Olexandr Pol (1832-1890) was a well-known researcher of Ukrainian-German descent, public figure, archaeologist, and local historian, but his connection with Poltava is less known than his activities in the Katerynoslav region (now Dnipro oblast). Nevertheless, it was in our city that the future entrepreneur and philanthropist gained brilliant knowledge and patriotic inspiration for the rest of his life. Several places associated with the life of young Pol have been preserved in Poltava.

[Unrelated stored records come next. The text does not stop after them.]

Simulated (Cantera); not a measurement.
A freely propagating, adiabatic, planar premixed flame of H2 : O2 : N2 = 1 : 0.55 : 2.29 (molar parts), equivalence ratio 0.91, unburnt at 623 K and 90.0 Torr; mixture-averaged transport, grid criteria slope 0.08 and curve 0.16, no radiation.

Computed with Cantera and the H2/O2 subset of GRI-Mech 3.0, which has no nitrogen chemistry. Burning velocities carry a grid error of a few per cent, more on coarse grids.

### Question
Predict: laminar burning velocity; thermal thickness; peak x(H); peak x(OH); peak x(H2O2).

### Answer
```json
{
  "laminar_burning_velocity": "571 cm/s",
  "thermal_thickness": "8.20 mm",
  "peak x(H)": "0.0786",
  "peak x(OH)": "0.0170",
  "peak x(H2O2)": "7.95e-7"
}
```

Olexandr Pol's maternal relatives lived in Poltava on Kamianna Street (now Magdeburg Law Street), so in 1844 young Olexandr entered the Poltava First Men's Gymnasium, where he studied until 1850. At the same time, Leonid Hlibov (1827-1893), a classic of Ukrainian literature and a fabulist, studied at the gymnasium. Other teachers at the gymnasium at that time were the famous Ukrainian romantic poet Levko Borovykovskyi, the first biographer of Ivan Kotliarevskyi, Ukrainian public and cultural figure Stepan Steblin-Kaminskyi, historian and ethnographer Pavlo Bodianskyi, and artist Fedot Tkachenko. In 1846, the First Poltava Men's Gymnasium was visited by the Ukrainian writer Yevhen Hrebinka, who expressed his impressions of his stay in the city in his work Poltava Evenings.
For various events, Olexandr Pol had to attend the Noble Assembly building, as the gymnasium did not have an assembly hall. All the celebrations at the end of the school year also took place in the hall of the Noble Assembly.